It’s 7 AM. I’m leaving super-early to nab the 42 thousand props I need to teach today’s bunch of two year olds their class on the word “monkey”. However, in typical Disney-dysfunction the school is not open. Left with an hour to fill/kill I decide to take a walk to the park.
Now. Imagine what we’d find taking an early morning walk in the park in Leeds…
- Geriatric dog-walkers
- Joggers
- Flashers
- The recently flashed
- Crackheads and crackwhores
- Dog turds
- An occasional dead body
- More dog turds.
In Shanghai, it’s a whole ‘nutha ball-game. I saw…
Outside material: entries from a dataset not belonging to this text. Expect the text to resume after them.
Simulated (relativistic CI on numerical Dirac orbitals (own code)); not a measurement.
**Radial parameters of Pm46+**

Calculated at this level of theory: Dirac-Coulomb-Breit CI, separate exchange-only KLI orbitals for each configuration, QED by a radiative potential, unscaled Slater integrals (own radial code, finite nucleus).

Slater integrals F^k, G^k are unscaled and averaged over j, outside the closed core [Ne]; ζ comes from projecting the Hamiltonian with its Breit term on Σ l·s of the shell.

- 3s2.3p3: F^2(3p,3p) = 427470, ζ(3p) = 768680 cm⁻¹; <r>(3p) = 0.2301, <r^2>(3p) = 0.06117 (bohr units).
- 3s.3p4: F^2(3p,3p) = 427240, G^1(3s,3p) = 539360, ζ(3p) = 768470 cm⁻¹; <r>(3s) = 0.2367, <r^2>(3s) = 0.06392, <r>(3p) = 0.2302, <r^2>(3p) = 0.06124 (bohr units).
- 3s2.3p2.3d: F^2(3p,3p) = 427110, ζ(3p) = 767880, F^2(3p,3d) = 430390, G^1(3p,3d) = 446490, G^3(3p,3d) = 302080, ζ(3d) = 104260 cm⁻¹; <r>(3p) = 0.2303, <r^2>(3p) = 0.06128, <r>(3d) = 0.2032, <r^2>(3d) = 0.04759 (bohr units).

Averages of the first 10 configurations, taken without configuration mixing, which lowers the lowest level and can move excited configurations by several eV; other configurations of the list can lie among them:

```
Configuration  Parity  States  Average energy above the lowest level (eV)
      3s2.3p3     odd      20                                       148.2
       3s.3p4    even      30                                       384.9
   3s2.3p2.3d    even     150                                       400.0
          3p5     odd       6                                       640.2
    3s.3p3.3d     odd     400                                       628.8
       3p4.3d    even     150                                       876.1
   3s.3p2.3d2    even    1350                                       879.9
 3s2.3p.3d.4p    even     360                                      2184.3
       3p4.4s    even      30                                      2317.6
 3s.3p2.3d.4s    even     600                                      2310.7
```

- Old lady fan-dancers. All in velour tracksuits with HUGE fans in matching colours. Amaze.
- The most ever old people in one place since they filmed the last episode of Countdown. They were all doing yoga/tai chi, slowly making their way over the grass like a tide of zombies. Actually chilling.
- Three guys dressed as a Chinese dragon.*
- A ramshackle troupe of guys practicing their circus skills. Diablos, juggling, unicycling. Bloody mental.**
- A 28 piece (I counted) brass band. Just like the Black Dyke, but minus the Alan Titschmarsh affiliation. Home sweet home…
- Massive kites, jeweled in LEDs. At night I’ve seen these before. I did wonder if they were UFOs, but now I know it’s just geezers in the park.
- Some girl painting beautiful Chinese letters on the ground with what looked like a giant ear-bud. However, she was painting them with WATER. They were evaporating away seconds after she’d painted them. Life is just so….y’know…transient and….it all means, like…nothing in the end….y’know? Woah. Deep.
- Walking back to my school, I sit outside. Each Disney school has random letters outside the building. The letters outside my school are DIWAHJ. At first, I thought it said ‘Jihad’. Then I noticed the ‘W’. I toyed with the idea it might mean ‘White Jihad’ and that that’s Disney’s plan for Asia: fill it with Yanks and their culture is for the taking… But I thought it might actually stand for Walt Disney Is A Jew Hater. Or Walt Disney Had Anti-Jewish Inklings. I finally settled on Walt Disney Is A Jovial Holocaust Denier.
All this early morning thinking really drains a gal. No wonder I’m too tired to teach class now. Eeeurch.
* At this point I realize this list sounds a bit like one of the checklists on the back pages of a Where’s Wally? book. Not intentional, but I like it nonetheless.
** Sounds even more like a Where’s Wally? list now. Wow, Wally watchers.